In a crowded Kabul cellar earlier this week, seven men acted out a desperate, terrifying scenario: One of them pretended to be a Taliban militant, the others had to convince them that they were students — not men who had spent years working for the German army.
"We practiced our role: We are studying this, we are studying here," one of the men told DW over the phone.
They had to be perfect: "We're trying to save ourselves," he said.
For like countless others, the men were terrified of the Taliban forces that had swept across Afghanistan and captured the capital, Kabul.
As the militant group advanced, countless men, women and their families went into hiding, fearing for their lives: among them, interpreters, cooks and drivers who had served foreign governments and international aid organizations.
One of the men who had practiced lying to the Taliban told DW that the militants could come knocking on his door: "I think they are looking for me." He had fled to Kabul during the group's offensive.
He told his family and friends to destroy any photos and documents that might link them to him.
Elusive safety
As Kabul fell to the Taliban over the weekend, foreign governments scrambled to evacuate their nationals. Thousands of Afghan people who had worked for international forces and aid organizations, however, remain trapped in Kabul, unable to reach the airport.
Across the capital, they were waiting for a phone call to safety after the US took control of the international airport, allowing more evacuation flights to arrive.
But the first German flight evacuated only seven people due to "the chaotic circumstances at the airport," according to officials in Berlin.
Later on Tuesday, a second aircraft carried 125 people to Uzbekistan, followed by a third shortly after. Officials announced that more would follow, with the German air force planning an air bridge out of Afghanistan.
Yet on the ground, information remained sparse.
DW reached one man who had spent 20 years working for the German military. He was hiding out in a cellar with his family. While he was on a list compiled by the German Foreign Ministry of those it would evacuate, he was still waiting for his summons to make his way to the airport.
"They told us they will call us tomorrow, or the day after, but we have to make our own way to the airport."
That thought filled him with dread. He did not know, he said, whether his family would make it. He was still deliberating whether to take a taxi or ask a trusted friend to take him and his family there.
But it remains unclear if they could reach safety.
Many, though, have not made it on the list at all, despite working for the German government.
Berlin caught off guard
German authorities have been criticized for their overly bureaucratic handling of visa applications. Applicants, DW was told by Afghans, had to make the often dangerous trip to Kabul to apply, as an office that was promised to handle cases in Mazar-el-Sharif was never opened due to security concerns, according to officials.
The visa section of the German embassy in Kabul has been closed since 2017, when it was the target of a bomb attack. The offices handling the applications of those who had worked for the government would have been operated by the International Organization for Migration (IOM).
Only those directly employed by the army or government were seemingly entitled to a visa, while those who worked for subcontractors were not.

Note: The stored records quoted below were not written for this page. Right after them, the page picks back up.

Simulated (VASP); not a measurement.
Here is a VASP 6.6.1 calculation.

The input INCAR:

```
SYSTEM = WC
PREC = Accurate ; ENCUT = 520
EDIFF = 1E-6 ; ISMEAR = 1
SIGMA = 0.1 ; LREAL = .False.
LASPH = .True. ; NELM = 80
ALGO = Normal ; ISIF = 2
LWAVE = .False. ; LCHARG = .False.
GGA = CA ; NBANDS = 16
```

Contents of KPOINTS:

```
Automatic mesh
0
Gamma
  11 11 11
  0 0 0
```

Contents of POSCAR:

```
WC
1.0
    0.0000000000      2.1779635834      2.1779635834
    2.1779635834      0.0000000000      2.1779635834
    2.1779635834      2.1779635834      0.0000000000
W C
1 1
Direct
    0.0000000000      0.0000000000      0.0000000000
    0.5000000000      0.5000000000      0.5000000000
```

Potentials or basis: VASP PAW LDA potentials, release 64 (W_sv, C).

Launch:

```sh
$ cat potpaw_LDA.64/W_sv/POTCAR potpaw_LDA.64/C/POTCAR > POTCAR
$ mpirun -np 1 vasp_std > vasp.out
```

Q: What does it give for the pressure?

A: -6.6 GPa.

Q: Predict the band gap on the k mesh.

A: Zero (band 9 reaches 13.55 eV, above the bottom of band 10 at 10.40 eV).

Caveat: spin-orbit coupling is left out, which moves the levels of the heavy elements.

German Foreign Minister Heiko Maas admitted on Tuesday that the government, the intelligence services and the international community had "failed to accurately assess the situation" and had underestimated the speed of the Taliban's advances.
None of the men in the cellar made it onto the German evacuation list.
One of the men had repeatedly tried to contact the German army, they told DW, only to reach an answering machine. "No one emailed us, no one contacted us," he said.
He provided DW with the number he had unsuccessfully tried to call. On Wednesday, DW reached a woman who tersely told the reporter to get off the phone: "We don't have time for this," she said.
The man showed DW copies of letters of recommendation he had received, including a stamped and signed "certificate of appreciation" for his outstanding services at a field office of the German defense administration.
And yet, he said, his voice level, he had never received a response. "We were working like friends; when they needed our help, we helped them."
Instead, he said, Afghans had been told to wait — and that they could not apply for a visa from a third country. "They delayed and delayed; we lost months," he said. "We could have done something, gone somewhere."
The man in the cellar felt abandoned, he said, angry. As he spoke to DW, he was agonizing whether to destroy his documents proving he had worked for the German army, lest the Taliban find them — but scared that he might not be able to prove who he was to the Germans.
Fearing the worst
While a Taliban spokesman said that the group would not seek revenge, this assertion contradicted reports that the militants were seeking out the houses of those known to have worked with foreign governments and aid organizations — including the houses of three of DW's local staff.
No one DW spoke to believed the Taliban's assurances. "They say that and the next day, they do the opposite," said the man, who had spent 20 years working for the German army. A devout Muslim, according to those who have worked with him, he prays five times a day — yet was dreading life under the Taliban.
Behind the scenes, high-ranking German diplomats are negotiating safe passage to the airport for their local staff.
He was harrowed by the ordeal, his children terrified that the Taliban would kill their father
"I didn't do anything wrong," he told DW from his hiding place. "I only wanted to feed my family. I didn't harm anyone.
He was, he added, "so very scared," as he and his family continued to wait for the phone call to safety.